Your Next.js App Is Not 'Static' — and That’s a Security Problem

"It's just static files on a CDN."
This was the golden promise of the JAMstack era. Gatsby, Jekyll, and early Next.js versions sold us on the idea that if you pre-build your site, it is unhackable. You can't hack an HTML file.
That era is dead.
With the advent of the App Router, React Server Components (RSC), and Server Actions, your "static" Next.js app is barely static at all.
The "Hybrid" Trap
Modern Next.js applications are hybrid. They can serve static content, but the moment you use a <form action={serverAction}>, you have spun up an API endpoint.
[!CAUTION] Even if you export as "static" (SSG), most Vercel deployments default to serverless functions for handling ISR (Incremental Static Regeneration) and image optimization.
The Attack Surface Has Shifted
In the old days (Pages router), API routes were explicit: /pages/api/hello.ts. You knew that file was a backend.
In the App Router:
page.tsxis a server.actions.tsis a server.layout.tsxis a server.
The default mental model is "I am writing UI". But efficient RCEs like React2Shell exploit exactly this confusion. Developers think they are writing frontend components, but they are actually configuring a deserialization endpoint on a Node.js server.
Vercel ≠ Safe by Default
Vercel provides excellent infrastructure, but they cannot protect you from application-level logic flaws.

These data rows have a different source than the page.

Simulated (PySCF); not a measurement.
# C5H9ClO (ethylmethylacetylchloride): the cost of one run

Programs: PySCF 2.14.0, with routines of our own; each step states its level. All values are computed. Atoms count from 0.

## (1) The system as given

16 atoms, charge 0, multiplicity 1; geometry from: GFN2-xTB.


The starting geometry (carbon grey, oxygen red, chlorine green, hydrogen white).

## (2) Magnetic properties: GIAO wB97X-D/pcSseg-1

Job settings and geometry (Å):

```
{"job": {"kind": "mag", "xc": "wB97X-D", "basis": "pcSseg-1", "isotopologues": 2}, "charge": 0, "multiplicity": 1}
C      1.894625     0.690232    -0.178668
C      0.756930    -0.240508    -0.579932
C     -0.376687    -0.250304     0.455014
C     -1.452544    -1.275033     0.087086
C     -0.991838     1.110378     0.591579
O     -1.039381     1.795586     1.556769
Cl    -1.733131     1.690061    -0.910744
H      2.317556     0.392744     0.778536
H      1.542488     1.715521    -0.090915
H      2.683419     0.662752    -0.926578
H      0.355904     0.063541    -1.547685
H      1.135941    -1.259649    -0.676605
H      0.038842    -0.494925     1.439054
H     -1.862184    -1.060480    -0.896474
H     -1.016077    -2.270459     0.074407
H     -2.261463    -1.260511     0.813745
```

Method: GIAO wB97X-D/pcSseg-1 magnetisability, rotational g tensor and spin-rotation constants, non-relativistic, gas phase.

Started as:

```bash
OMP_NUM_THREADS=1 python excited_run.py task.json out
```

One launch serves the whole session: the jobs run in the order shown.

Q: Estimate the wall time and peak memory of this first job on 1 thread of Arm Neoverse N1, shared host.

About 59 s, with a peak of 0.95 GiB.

If your code says "Deserialize this input and execute it" (which is effectively what vulnerable RSC parsers did), Vercel's WAF (Web Application Firewall) will dutifully pass that request through to your function.
The "Serverless" Myth
"But it's serverless, the container dies after execution!"
- Persistence: Containers are reused for performance (warm starts). A polluted global scope persists across requests.
- Environment Variables: An attacker only needs one execution to read
process.env. - Lateral Movement: From that one execution, they can query your database or access your internal VPC.
Reclaiming Security
We need to treat Next.js apps with the same paranoia as we treat Express.js or Rails apps.
- Assume it is a Server: Audit every file as if it's a backend endpoint.
- Sanitize Inputs: Zod is your best friend. Validate every argument passed to a Server Action.
- Content Security Policy (CSP): It’s annoying to set up, but it stops a lot of attacks.
Your app is not static. Stop pretending it is.